Use DataX to migrate historical time series data from an OpenTSDB database to a Time Series Database (TSDB) instance. DataX is an open source offline data synchronization tool developed by Alibaba Group. It supports data synchronization between various data sources, including MySQL, Oracle, SQL Server, PostgreSQL, Hadoop Distributed File System (HDFS), Hive, AnalyticDB for MySQL, HBase, Tablestore (OTS), MaxCompute (previously known as Open Data Processing Service (ODPS)), and Distributed Relational Database Service (DRDS).
How it works
DataX orchestrates the migration through two plug-ins:
OpenTSDB Reader: Queries data from the OpenTSDB database backed by ApsaraDB for HBase.

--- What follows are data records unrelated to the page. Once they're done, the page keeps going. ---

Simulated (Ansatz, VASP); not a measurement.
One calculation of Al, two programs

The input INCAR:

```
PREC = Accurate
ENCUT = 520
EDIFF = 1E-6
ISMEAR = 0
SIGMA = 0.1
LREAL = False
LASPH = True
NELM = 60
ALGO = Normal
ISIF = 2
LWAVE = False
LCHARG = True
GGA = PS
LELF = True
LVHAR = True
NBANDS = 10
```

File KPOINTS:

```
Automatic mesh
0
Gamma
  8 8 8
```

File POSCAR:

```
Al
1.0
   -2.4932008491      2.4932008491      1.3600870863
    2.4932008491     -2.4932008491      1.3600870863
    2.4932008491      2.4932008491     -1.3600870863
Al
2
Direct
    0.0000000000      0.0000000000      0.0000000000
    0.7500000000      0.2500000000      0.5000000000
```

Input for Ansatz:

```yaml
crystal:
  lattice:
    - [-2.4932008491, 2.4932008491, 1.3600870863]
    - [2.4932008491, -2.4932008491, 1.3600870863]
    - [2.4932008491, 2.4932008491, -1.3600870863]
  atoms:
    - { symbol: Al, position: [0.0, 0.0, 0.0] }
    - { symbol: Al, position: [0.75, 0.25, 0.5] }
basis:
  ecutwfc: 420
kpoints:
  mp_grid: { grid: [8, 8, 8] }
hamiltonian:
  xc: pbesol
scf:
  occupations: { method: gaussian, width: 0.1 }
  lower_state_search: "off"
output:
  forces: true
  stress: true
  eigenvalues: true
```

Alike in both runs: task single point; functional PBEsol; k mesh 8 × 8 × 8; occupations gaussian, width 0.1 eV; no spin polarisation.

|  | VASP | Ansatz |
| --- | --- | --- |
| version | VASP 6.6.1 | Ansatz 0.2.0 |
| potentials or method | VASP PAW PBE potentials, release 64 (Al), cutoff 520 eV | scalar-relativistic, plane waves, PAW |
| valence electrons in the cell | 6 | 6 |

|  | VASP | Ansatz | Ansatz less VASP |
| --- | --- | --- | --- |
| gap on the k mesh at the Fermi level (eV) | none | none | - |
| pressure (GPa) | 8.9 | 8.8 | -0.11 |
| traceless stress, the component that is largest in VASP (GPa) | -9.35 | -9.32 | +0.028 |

TSDB Writer: Writes data points to the TSDB database by calling the HTTP endpoint
/api/put.
Each plug-in runs as a parallel process. Both the OpenTSDB source (ApsaraDB for HBase) and the TSDB destination must be reachable from every process in the migration job. If either endpoint is inaccessible, the job throws a connection exception.
Prerequisites
Before you begin, ensure that you have:
A Linux host with network access to both the OpenTSDB (ApsaraDB for HBase) cluster and the TSDB HTTP endpoint
Java Development Kit (JDK) 1.8 or later installed (JDK 1.8 recommended)
Python 2.6.x installed
OpenTSDB 2.3.x (DataX is compatible with OpenTSDB 2.3.x only; other versions may cause compatibility issues)
TSDB 2.4.x or later (earlier versions may cause compatibility issues)
Set up and verify DataX
Before running a migration, verify that DataX is installed and working correctly using the built-in Stream Reader and Stream Writer plug-ins. These plug-ins have no external dependencies and simulate a simple read/write cycle.
Download the DataX package and extract it to a directory. The rest of this guide refers to that directory as
DATAX_HOME.Run the built-in smoke test:
cd ${DATAX_HOME} python bin/datax.py job/job.jsonConfirm the output matches the following summary. A non-zero value in Read and write failures indicates an installation problem.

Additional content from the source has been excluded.